Sunday Pot Roast

I have such fond childhood memories of my mom preparing a huge pot roast on Sunday mornings, and the amazing smells that would fill our home as it baked for the rest of the day. Last week, I was eager to recreate that wonderful meal that I recalled, but with my own twist on it. I turned the heat a little higher than the traditional pot roast temperature, 325 instead of 250. This way I didn't have to wait all day for it to finish cooking. 

I also added a few of my favorite things, Cabernet, rosemary, cremini mushrooms, and garlic. I started by coating the meat with olive oil, salt, pepper, and minced rosemary. Then I seared the outside in a hot saute pan, this created a beautiful crust that helped to seal in the juice. I then deglazed the pan with the red wine, and tossed the garlic and mushrooms in with it. Finally, I added all of this to a baking dish.

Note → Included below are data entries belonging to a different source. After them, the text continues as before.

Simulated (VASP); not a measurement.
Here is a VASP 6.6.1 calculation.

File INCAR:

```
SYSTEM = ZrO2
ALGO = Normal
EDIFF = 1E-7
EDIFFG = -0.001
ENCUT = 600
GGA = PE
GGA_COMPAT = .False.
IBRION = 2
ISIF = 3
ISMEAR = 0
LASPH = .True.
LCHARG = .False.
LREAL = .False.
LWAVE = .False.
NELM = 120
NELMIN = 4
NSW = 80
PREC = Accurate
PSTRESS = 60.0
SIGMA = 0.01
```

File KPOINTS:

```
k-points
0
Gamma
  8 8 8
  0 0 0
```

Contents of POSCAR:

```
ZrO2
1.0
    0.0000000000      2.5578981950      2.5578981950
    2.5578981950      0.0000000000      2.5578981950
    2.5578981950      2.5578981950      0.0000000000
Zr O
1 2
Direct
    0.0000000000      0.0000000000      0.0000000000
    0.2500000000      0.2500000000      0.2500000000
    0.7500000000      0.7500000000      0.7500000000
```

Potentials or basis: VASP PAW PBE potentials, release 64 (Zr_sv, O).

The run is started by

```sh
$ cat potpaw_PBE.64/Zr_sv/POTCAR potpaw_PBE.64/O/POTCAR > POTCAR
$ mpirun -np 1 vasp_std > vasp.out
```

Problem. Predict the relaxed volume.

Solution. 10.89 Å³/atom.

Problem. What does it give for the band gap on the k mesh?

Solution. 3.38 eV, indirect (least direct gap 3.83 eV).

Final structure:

After an hour and fifteen minutes in the oven, I was left with a gorgeously cooked pot roast. It was light pink in the center and deliciously tender. Not to mention how delectable the cabernet soaked mushrooms and garlic were. 

Sunday Pot Roast
Yield: 4 Servings

1.5 lb Chuck Roast
2 tbsp olive oil
1 tsp kosher salt
1 tsp ground black pepper
2 tbsp rosemary, minced
1.5 cups Cabernet Sauvignon
20 cloves garlic, peeled
1 lb cremini mushrooms
2 rosemary sprigs

Preheat your oven to 325 degrees. Start by coating your meat with olive oil, then evenly rub on the kosher salt, pepper, and minced rosemary. Place a large saute pan over medium-high heat, and allow it to heat for 2 minutes. Place the roast onto the pan for 1-2 minutes per side, for a total of 7-8 minutes. Remove the pot roast and place it into a baking dish. Turn the heat of the saute pan down to medium, and add the wine, as well as the garlic and mushrooms. Allow it to cook for 6 minutes, then remove it from the heat and pour it over the pot roast in the baking dish. Top the pot roast with the additional sprigs of rosemary. Place the baking dish into the oven for 1 hour and 15 minutes. When it's done cooking, remove it from the oven and cover it with foil for 10 minutes. After it has rested, place the meat onto a cutting board and slice it. Enjoy!



Dijon Deviled Eggs

With Easter just around the corner, I love to find new takes on classic sides like deviled eggs. Honestly, until my 24th birthday at the fabulous Cookshop, I had never eaten a deviled egg! I had always been turned off by the scent of boiled eggs, so I refused to eat them. However, I've come to realize that my palate has changed quite a bit so I decided to give it a try, and I'm so glad that I did! 

I loved the onion relish that Cookshop paired with their eggs. So I decided to do something similar by caramelizing finely diced shallots, and adding spicy dijon to the whipped yolks. The combination is out of this world.

Dijon Deviled Eggs

6 large eggs
1 tbsp butter
1 shallot, finely diced
1/2 tsp dijon
2 1/2 tbsp mayo
1/2 tbsp parsley, chopped
1/4 tsp salt
1/4 tsp pepper

Place the six eggs into the bottom of a small pot, cover them with water. Bring it to a boil, then bring the heat down to a simmer for a minute or two. Remove the pan from the heat and cover it for 15 minutes. At this point the eggs should be hard boiled. Fill the pan with cold water, to allow the eggs to cool before you remove their shells. Gently roll them on a flat surface with your palm, then peel off the shell. Carefully slice the eggs in half, remove the yolk and place it into a large bowl, set this aside.

Next, place a small saute pan over medium heat and add 1 tablespoon of butter. Once it's melted, add the diced shallot. Allow it to cook for 4 minutes, or until it's nicely caramelized.

Add the shallot to the bowl with the yolks, along with the dijon, mayo, parsley, salt, and pepper. With a whisk or a hand mixer on low speed, whip the mixture together. Next, place the mixture into a ziplock bag, snipping the tip off so that you can pipe them into the egg whites (like you would with frosting). 

Refrigerate the eggs until you decide to serve them. Enjoy!